The Tribunal did not determine a reasonably likely level of growth in operating expenditure but chose to use one per cent per annum as the "low" range of increases in operating expenditure, set the "high" projection at five per cent, and the "middle" projection at three per cent.
The Tribunal proceeded to set out in detail the estimated capital costs of each proposal, noting that
"Each party's proposal is essentially different and this is shown in their projections of existing expenditure".
It dealt with the various estimates of operating costs, noting the fact that the applicant suggested areas in which the costs of "the proposed independent stations" as the Tribunal called them had been understated, but did not say whether it accepted or rejected those criticisms. Similarly, it referred to the suggestion by the other parties that in certain areas the applicant's costs for the supplementary station were too high and expressed its belief that the expenditure for 3MA "is capable of reduction" (3.72).
The Tribunal noted that the costs for the additional station proposals ranged from $180,215 to $246,000 (3.80). It set out its views on costs in paras 3.82 and 3.83 which read as follows:
" 3.82 Table 6 summaries the present operating expenses the Tribunal considers appropriate for each proposal and the predicted operating expenses for the range of annual growth rates assuming the additional station commences transmission on 1 July 1987.
Station 1984/85 1987/88
1% 3% 5%
$'000 $'000 $'000 $'000
3MA-AM 458 472 500 530 3MA-FM 179 184 196 207 CBS 246 253 269 285 MNG 180 186 196 208 MRFM 236 243 258 273
3.83 In any case as has been made clear in this and the earlier chapter a significant proportion of operating costs is management controlled and service related. Substantial variation to the figures provided in Table 6 may occur depending on circumstances mentioned in Chapter 2 and in the following sections of this chapter".
The conclusions at which the Tribunal arrived on the questions of costs were set out in paras 3.89 to 3.92, which are as follows:
"3.89 In the Tribunal's experience the operating costs of a station are significantly dependent upon the level of service provided by that station. Each of the parties have
(sic) proposed different types of stations with different levels of service and have
(sic) consequently provided varying projections of operating expenditure.
3.90 The operating expenditure of the existing and proposed stations calculated by the Tribunal on the information supplied by the applicant and objectors are shown in Table 6.
3.91 In projecting likely annual rate increases in operating costs the Tribunal has used the concept of a range of increases. The Tribunal considers that the annual increase would range between one and five per cent.
3.92 It is expected that in the event of an independent station entering the Mildura market 3MA would be able to reduce its operating expenditure while still continuing to provide an adequate and comprehensive service and without affecting adversely the overall adequacy and comprehensiveness of the service to Mildura. However the reduction in service should not be to a point where the combined services of 3MA and an independent station would be less than the existing service".
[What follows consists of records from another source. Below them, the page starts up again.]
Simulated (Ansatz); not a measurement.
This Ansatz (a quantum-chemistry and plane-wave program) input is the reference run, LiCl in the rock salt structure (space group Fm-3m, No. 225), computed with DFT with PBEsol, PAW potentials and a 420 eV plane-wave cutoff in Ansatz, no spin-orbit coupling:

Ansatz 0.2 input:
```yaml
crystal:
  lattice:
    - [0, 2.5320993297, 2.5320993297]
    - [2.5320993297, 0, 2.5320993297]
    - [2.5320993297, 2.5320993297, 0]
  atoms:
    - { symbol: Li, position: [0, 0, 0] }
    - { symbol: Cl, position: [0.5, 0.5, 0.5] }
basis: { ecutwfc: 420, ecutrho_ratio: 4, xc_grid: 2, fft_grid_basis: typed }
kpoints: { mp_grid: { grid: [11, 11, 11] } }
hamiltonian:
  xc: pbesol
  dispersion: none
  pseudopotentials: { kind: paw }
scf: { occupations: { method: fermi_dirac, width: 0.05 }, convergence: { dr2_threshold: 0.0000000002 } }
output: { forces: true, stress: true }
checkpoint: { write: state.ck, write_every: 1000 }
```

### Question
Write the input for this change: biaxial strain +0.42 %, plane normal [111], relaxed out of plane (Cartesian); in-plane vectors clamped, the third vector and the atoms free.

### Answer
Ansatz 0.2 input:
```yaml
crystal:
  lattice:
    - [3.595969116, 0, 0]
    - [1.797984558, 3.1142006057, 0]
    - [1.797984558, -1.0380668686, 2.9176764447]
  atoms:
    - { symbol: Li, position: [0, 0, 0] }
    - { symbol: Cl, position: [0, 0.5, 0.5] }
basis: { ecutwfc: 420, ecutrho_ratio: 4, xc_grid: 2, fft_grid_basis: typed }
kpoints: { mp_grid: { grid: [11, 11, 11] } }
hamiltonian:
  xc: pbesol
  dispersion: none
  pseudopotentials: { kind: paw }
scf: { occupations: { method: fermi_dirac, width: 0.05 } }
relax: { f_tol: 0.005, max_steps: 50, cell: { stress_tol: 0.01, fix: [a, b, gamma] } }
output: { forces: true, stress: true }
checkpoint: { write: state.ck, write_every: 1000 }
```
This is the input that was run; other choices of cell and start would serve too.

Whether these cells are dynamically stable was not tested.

Chapter 4 was entitled "Revenue Projections", by way of introduction to which the Tribunal said:-
"4.1 The Act requires the Tribunal to have regard to the need for the commercial viability of existing stations, and to determine whether an independent station 'is reasonably likely to be commercially viable' before it can refuse to grant a supplementary licence; s83(6)(e). The Tribunal must therefore make a judgement on the level of revenue likely to be available to radio in the Mildura area.
4.2 The judgements which the Tribunal must make about revenue and viability are not projections about what will actually happen. These judgements involve degrees of likelihood, not firm predictions.
4.3 The Tribunal is required to find a practically useful position in the spectrum of certainty. The spectrum extends from inability to say anything about the future at one end, to total certainty at the other. The Tribunal has selected the appropriate place by the following method:
1. Available revenue data is used to make projections. These projections are not firm predictions of what will happen, but attempts to extend figures based on known financial data from the past to the future.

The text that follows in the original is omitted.